> Provided their clients don't figure out what's going on I'm always pleasantly ...

maayank · on Sept 19, 2021

> I'm always pleasantly surprised when I see power management correctly configured at a client precisely because it is so rarely done correctly.

Let's say I have Linux instances in the cloud. What would be the steps to take for proper power management?

jiggawatts · on Sept 19, 2021

As far as I know, there are no steps you can take if you're running your instance in a virtual machine. Only the hypervisor host and/or the firmware can control the processor power and sleep states.

cwizou · on Sept 19, 2021

TL;DR: C-States improve performance.

I'm not sure calling C-States throttling is completely accurate, at least not in the way that you imply.

Modern CPUs have multiple mechanisms that can be called throttling in some way, but C-States are the least offensive and in modern CPUs actually increase performance.

There's a good basic explanation here [1] but in short :

- C-States is about idle cores, and powering them down. You can actually configure how deep you can power them down. Waking up does have a tiny cost in latency, yes, but it's mostly irrelevant (your core spends most of it's time waiting for data).

- P-States are what I would call "ok" throttling, those happen when non-idle, modern cores can scale their frequency up and down based on how much workload they have. Again, in theory purely about power saving and close to 0 impact on performance.

This was simple, and used to be just about power saving, disabling was ok. But things changed massively about 10+ years ago with the introductions of various Turbo mechanisms.

Turbo is about looking at your CPU as a whole (and not per core), and maximising performance of the loaded cores by pushing their frequency, using the power budget that used to be allocated to the idle cores (that are now powered off).

The way its done is by adding a few extra P-states that push the frequency a few hundred MHz. The more "C-State-down" cores you have, the higher the frequency of the working cores is pushed.

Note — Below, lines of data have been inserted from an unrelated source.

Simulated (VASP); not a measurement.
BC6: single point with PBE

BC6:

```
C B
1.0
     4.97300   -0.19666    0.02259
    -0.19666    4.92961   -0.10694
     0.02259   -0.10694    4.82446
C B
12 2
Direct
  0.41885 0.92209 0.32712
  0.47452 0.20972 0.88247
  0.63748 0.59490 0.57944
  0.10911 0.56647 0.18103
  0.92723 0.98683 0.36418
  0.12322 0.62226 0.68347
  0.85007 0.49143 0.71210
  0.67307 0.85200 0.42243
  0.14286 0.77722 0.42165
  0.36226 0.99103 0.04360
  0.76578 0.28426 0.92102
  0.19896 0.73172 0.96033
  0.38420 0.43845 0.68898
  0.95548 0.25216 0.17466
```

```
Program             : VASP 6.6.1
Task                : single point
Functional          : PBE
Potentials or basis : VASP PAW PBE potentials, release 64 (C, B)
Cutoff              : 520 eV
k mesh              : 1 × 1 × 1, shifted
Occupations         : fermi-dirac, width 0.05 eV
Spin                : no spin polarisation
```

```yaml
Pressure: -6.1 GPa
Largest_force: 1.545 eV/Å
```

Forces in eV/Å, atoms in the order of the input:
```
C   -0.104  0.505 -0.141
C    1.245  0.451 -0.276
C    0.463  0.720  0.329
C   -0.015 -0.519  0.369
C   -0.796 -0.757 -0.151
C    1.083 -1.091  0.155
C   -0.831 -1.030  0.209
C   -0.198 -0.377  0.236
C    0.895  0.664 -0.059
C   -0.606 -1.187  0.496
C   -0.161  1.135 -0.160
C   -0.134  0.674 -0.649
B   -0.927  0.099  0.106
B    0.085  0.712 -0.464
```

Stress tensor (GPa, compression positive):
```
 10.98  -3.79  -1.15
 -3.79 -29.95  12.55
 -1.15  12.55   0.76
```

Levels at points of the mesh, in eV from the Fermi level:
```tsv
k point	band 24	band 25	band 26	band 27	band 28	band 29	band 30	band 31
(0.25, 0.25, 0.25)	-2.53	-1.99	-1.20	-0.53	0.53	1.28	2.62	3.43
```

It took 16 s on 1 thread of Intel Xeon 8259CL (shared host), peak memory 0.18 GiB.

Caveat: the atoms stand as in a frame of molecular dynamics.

Extreme example : you have a 28 cores CPUs running a single thread workload on one core only, with 27 idle cores. With C-States disabled, you lose Turbo and are stuck with the single core running at the "non-Turbo" frequency. With C-States enabled, because you idled the non used cores, your working core gets higher clock speeds and higher performances.

(Things get more complex with AVX2 because those units have a large power consumption, and this is where you get into the very bad throttling)

[1] : https://software.intel.com/content/www/us/en/develop/blogs/c...

jiggawatts · on Sept 19, 2021

This might be the case for some artificial benchmark, but I have never seen such a case in practice.

I have run many, many tests on real-world workloads, not artificial 100% loads of either a single core or all-cores, as you typically get in benchmarks. In all cases, disabling C-states made overall performance at least 20% better, and often 200% better (3x faster)!

There's lots of reasons for this, and I could write pages and pages on how the jitter introduced by the sleeps is murder on TCP throughput, or how the frequency ramp up time is glacially slow, or how most servers are idle most of the time and only the cold-start latency matters to end-users. Then I could keep ranting about the waste of it all, and go on and on about how Californian greenie hippie morons tried to save the planet one database server at a time. Then finish up by showing that 10 Gbps Ethernet's latencies interact with the core sleep timings just so to make things as bad as possible.

But instead of taking my word for it, you could just do your own tests on your own software, ideally in a production system involving n-tier networking instead of some isolated, synthetic benchmark.

PS: By design, power management has no impact on anything running at 100% load for extended periods, so no synthetic benchmark will ever show any impact. That's precisely why very few people are aware of the issue...

linuxftw · on Sept 19, 2021

Can confirm. I've seen C-states absolutely wreck performance on certain low latency workloads. In particular, lots of small random writes on a storage cluster.

jiggawatts · on Sept 19, 2021

Unfortunately it turns out that "low latency workloads" are not some esoteric thing only high frequency traders care about, but is an accurate description of most enterprise software. Anything n-tier, anything with an API tier or an external cache, anything vaguely K8s-like, or even just a database and a chatty ORM.